Seems like only yesterday every conversation was around Digg, and how they had become the biggest and best social site on the web.
Rivals like Reddit and StumbleUpon were virtual unknowns as Kevin Rose and Digg took the majority of the media attention and credit for building one of the first major social aggregation sites around.
Content marketing, and the beginnings of social media marketing in general, were born off the massive successes publishers and sites were getting from having their content go popular (hitting the front page of the site).
The traffic Digg could send would crush just about any server around (the Digg Effect), and you could earn more links from one promotion than you could from a year of link building.
Google would later enter into talks to potentially buy Digg at an estimated value of around $200 million, but as talks fell apart and the deal died, the site began to decline as Kevin Rose moved on to other projects and Digg started looking at ways to become profitable.
With the launch of Digg V4, which was an entirely new code base and basically an entire new team, Digg pretty much lost all its final core members, who moved on to Reddit and other sites, primarily because Digg introduced auto-submissions from publisher feeds.
After getting well over 5,000 front pages on Digg through the years, we stopped even submitting and moved on ourselves.

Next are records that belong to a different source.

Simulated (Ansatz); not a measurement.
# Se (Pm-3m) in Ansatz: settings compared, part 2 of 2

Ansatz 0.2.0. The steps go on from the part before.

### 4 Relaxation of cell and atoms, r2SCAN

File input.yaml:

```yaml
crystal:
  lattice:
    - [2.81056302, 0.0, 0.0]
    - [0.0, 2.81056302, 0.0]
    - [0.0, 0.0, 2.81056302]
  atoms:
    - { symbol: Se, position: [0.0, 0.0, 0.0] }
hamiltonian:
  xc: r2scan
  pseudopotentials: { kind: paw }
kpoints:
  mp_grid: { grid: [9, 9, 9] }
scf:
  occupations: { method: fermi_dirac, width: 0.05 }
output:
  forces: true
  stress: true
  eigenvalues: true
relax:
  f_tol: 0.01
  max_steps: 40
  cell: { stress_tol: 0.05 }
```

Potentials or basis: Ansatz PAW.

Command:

Now after raising a total of $45 million and failing to ever really become profitable, Digg is being purchased by Betaworks for a mere $500,000.
UPDATE: Techcrunch has published the following information which indicates the sale price was much larger than $500,000.
Rumor has it that the price was just $500k, but that number doesn’t really make a lot of sense, given that the site still gets enough traffic to make more than that in a year by just selling ads. Talking to AllThingsD, Digg CEO Matt Williams confirmed that “the overall consideration is significantly larger” and includes a combination of cash and equity. Another source close to the negotiations tells us that the price was indeed not $500k. We haven’t been able to pinpoint the exact price yet.
UPDATE 2: Techcrunch has released a lot more details on the amount that was paid for Digg and it was well over $500,000… to the tune of around $16 million.